Objective In recent years, the aerospace manufacturing industry has proposed the requirements for large-scale and lightweight aircraft, and weight reduction has become the first priority of the aircraft manufacturing industry. Dual-laser-beam bilateral synchronous welding (DLBSW) is an innovative manufacturing process for producing the skin-stringer T-shaped structure, which was first proposed by Airbus. Currently, the study of DLBSW has mainly focused on the skin-stringer T-joints of aluminum alloy, with only a few references to the Ti₆Al₄V alloy T-joints and their properties. This T-joint forms a molten pool under the action of bilateral laser beams during the process of DLBSW, and the thermal effect is superimposed at the bottom of the molten pool. Because the Ti₆Al₄V alloy is sensitive to thermal action, the equiaxial grain in the heat-affected zone (HAZ) is easily coarsened during welding, which weakens the mechanical properties and service performance of the T-joint. Therefore, a rational selection of heat input is necessary for the laser welding of the titanium alloy. This study aims to reveal the influence of laser power on the microstructure of the Ti₆Al₄V alloy T-joint and explore the influence of microstructure on the fracture performance of the joint.

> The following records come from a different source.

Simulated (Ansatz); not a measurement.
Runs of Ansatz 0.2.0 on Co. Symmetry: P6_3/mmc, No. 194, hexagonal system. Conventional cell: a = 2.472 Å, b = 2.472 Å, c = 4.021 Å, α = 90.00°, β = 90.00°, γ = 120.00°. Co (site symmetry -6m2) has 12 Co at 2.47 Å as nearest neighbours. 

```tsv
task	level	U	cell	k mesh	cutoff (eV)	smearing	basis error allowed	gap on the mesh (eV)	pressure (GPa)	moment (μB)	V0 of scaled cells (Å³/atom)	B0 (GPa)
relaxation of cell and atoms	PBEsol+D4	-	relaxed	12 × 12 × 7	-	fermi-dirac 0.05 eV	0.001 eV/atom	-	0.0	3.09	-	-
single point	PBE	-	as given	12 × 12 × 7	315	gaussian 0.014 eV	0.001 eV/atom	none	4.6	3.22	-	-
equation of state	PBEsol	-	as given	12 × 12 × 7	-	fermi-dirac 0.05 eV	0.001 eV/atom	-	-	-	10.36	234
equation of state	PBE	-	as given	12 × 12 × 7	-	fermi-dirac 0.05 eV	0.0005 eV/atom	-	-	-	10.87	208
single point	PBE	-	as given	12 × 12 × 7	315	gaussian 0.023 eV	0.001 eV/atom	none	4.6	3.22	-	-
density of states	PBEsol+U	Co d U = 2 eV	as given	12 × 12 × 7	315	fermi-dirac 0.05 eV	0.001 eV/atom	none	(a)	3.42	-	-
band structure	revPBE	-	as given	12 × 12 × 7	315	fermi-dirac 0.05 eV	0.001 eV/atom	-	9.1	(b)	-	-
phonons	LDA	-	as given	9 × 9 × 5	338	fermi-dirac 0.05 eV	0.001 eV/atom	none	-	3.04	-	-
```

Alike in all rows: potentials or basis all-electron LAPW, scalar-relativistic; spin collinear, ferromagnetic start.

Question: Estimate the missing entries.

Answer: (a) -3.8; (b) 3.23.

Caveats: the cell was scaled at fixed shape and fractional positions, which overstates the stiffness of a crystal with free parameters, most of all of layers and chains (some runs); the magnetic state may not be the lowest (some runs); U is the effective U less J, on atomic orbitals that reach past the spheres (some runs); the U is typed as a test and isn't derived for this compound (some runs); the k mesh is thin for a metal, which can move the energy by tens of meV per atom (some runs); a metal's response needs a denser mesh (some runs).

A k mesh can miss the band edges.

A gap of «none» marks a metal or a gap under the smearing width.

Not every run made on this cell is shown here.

Methods In this study, the DLBSW experiment of the Ti₆Al₄V alloy T-joints was performed using two KUKA robots and a TruDisk 12003 laser produced by TRUMPF. The laser and the laser welding head are connected by two optical fibers. During the welding process, the laser beam and shielding gas were delivered symmetrically along the center line of the stringer (Fig. 1). Following the welding experiments, two groups of well-formed T-joints were selected for metallographic and tensile specimen preparation. The specimens were cut along the cross-section of T-joints, and the uneven area is avoided. The microstructure of the joint after polishing and corrosion was observed under an MR-5000 metallographic microscope. The tensile experiment was performed using an electromechanical universal testing machine at 25 ℃. The loading rate was set to 0.8 mm/min, and the fracture morphology was observed using a scanning electron microscope.

Results and Discussions When the laser power is 2.1 kW, the HAZ above the upper fusion zone of the joint can be divided into the obvious coarse grain region (CGR), fine grain region (FGR), and transition region (TR) owing to the thermal effect of the molten metal on both sides of specimen. There is a large area of TR below the lower fusion zone without the obvious CGR and FGR (Fig. 6). The fracture surface of the joint is near the HAZ, and the tensile strength exceeds 800 MPa (Fig. 8). When the laser power is 2.3 kW, the α' phase that precipitated inside the columnar crystal in the weld bead zone coarsenes significantly because of the increase in heat input. Additionally, different from the joint adopting laser power of 2.1 kW, the HAZ below the lower fusion zone of joint No.2 can be divided into the CGR, FGR, and TR owing to the increase in laser power. A wide CGR appears below the lower fusion zone, where the grains have severely coarsened and some of the equiaxed grains have increased to 100 μm in size (Fig. 7). The joint is invalid in the weld bead zone, and the tensile strength is only 478 MPa (Fig. 8). The fractographs of the joint are mixed, except for the equiaxed dimples, and the exfoliated lamellar α' phase interface can be found on the fracture surface. It can be concluded that the fracture mode of specimen No.3 is a hybrid fracture, comprising both the cleavage and ductile fractures (Fig. 11).

Conclusions Experimental results indicate that the Ti₆Al₄V alloy T-joint manufactured by DLBSW is more sensitive to changes in the laser power. When the laser power increases, a large area of CGR is observed below the lower fusion zone, with some grain size reaching 100 μm. However, the region below the lower fusion zone of the joint adopting the laser power of 2.1 kW is a wider TR, while those of the CGR and FGR are not obvious. The joint under the laser power of 2.1 kW failed in the HAZ on the skin when a higher tensile strength exceeded 90% of the strength of the base material. When the laser power is increased to 2.3 kW, the joint is fractured in the weld bead zone, and its strength is significantly reduced compared with the specimen adopting a laser power of 2.1 kW. According to the fractographs of the joint, the fracture mode of the joint under lower laser power is a microporous aggregation fracture, which is classified as a ductile fracture. When the laser power is increased to 2.3 kW, the fracture mode of the joint is a combination of the ductile and cleavage fractures, with a mixed morphology comprising equiaxed dimples and exfoliated lamellar α' phase interface.